Architects: Carl J. Wolfe, Frank Delos Wolfe

Firms: Wolfe & Wolfe

Styles: Beaux-Arts

Previous Names: National Theatre, Mexico Theatre

Nearby Theaters

Liberty Theatre

Some have said the Liberty Theatre was San Jose’s first purpose-built major movie theatre, others maintain it was the earlier Theatre DeLuxe, built about two years before the Liberty Theatre. (I am of the opinion that the Liberty Theatre should get the honor, since although both theatres had stages as well as screens, the Liberty Theatre was lower, longer, and narrower–less suited for stage fare.)

The Liberty Theatre opened on October 3, 1914 with Edith Storey in “The Christian”. For a time in the mid-20th Century, it was renamed the National Theatre, a foreign film venue, later it showed Spanish language films under the name Mexico Theatre, operated by local exhibitor Jose Borges.

Prior to the theatre’s Fall 1982 demolition, the "Mexico" name plate was removed from a 1940’s vertical sign on the facade, revealing the name "Liberty" one last time. Also during demolition, a sturdy wooden organ console lift platform was discovered, buried in the covered-over orchestra pit.

Although the original proscenium and organ grilles had long ago been removed to accommodate a wide screen, the auditorium ceiling of ornamental pressed tin survived until the end, with much of it and surrounding cornices and coves being salvaged and reused in Teske’s Germania Restaurant on North First Street, where they can be seen today. Much of the brick shell of the theatre was recycled for ornamental brickwork in various area houses.

Contributed by Gary Parks

Recent comments (view all 5 comments)

tomdelay on December 7, 2002 at 8:41 pm

The Liberty Theatre had a large Robert-Morton pipe organ which must have had a memorable impact in this 1100 seat theatre. The organ was built in late 1921 and installed in 1922. The organ contained 3 manuals and 20 ranks of pipes distributed in three pipe chambers. There was a grand piano in the orchestra pit that also played from the organ console. Both the piano and organ console were on hydraulic lifts. When the Liberty was demolished in 1983, the old organ lift was uncovered, still in place.
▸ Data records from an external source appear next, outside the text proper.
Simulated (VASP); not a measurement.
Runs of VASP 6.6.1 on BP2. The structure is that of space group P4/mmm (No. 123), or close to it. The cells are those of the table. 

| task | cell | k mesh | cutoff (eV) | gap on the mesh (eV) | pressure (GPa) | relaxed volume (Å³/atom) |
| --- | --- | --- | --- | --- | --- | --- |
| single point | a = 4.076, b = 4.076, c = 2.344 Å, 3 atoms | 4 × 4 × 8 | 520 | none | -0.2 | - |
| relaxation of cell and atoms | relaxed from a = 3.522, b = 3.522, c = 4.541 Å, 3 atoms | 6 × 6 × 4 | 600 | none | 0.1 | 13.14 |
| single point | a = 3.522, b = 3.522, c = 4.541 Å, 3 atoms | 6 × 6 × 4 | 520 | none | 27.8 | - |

The Robert Morton organ was purchased in 1941 by Grace Baptist Church in San Jose where it remains. The church totally rebuilt the organ in 1984 after much damage by earlier organ enthusiasts and “professional” organ service people.

As it did in the Liberty, the organ still has a remarkable impact in the church. It is the only original theatre organ to San Jose still in the city.

William on November 13, 2003 at 4:36 pm

The Liberty Theatre was located at 67 S. Market Street.

Elisabet on August 3, 2011 at 7:43 pm

I loved this place! We used to go with my grandfather to see all the cinema classics of Mexico’s Golden Age – Cantinflas, Pedro Infante, Maria Felix, Mil Mascaras, El Santo. It was thrilling! We’d pack a steamy bag of burritos and pile into my Papa’s Rambler. We’d sit in thread-bare theatre seats and eat stale popcorn. The restrooms always smelt of stale urine and they had those pink perfumatic despensers. I’d always beg my mom to let me spray some :) The lady who worked the ticket booth took ballet with my sister and I at San Jose Ballet School. She wore wrestlers lace up shoes instead of ballet slippers. She sported a huge bee-hive and thick eyeliner. Beautiful and mysterious…ah, memories!

Joe Vogel
Joe Vogel on April 21, 2023 at 6:06 pm

Recently processed records at the San Jose Historical Museum’s web site include the information that the Liberty Theatre was designed by the architectural firm of Wolfe & Wolfe (Frank Delos Wolfe and Carl J. Wolfe, father and son, respectively.) So far very little has been posted to the web site, but what has been is part of this page. It has one late photo of the theater, probably from shortly before its demolition.

rivest266 on April 15, 2024 at 6:44 pm

Opened on October 3rd, 1914. Grand opening ad posted.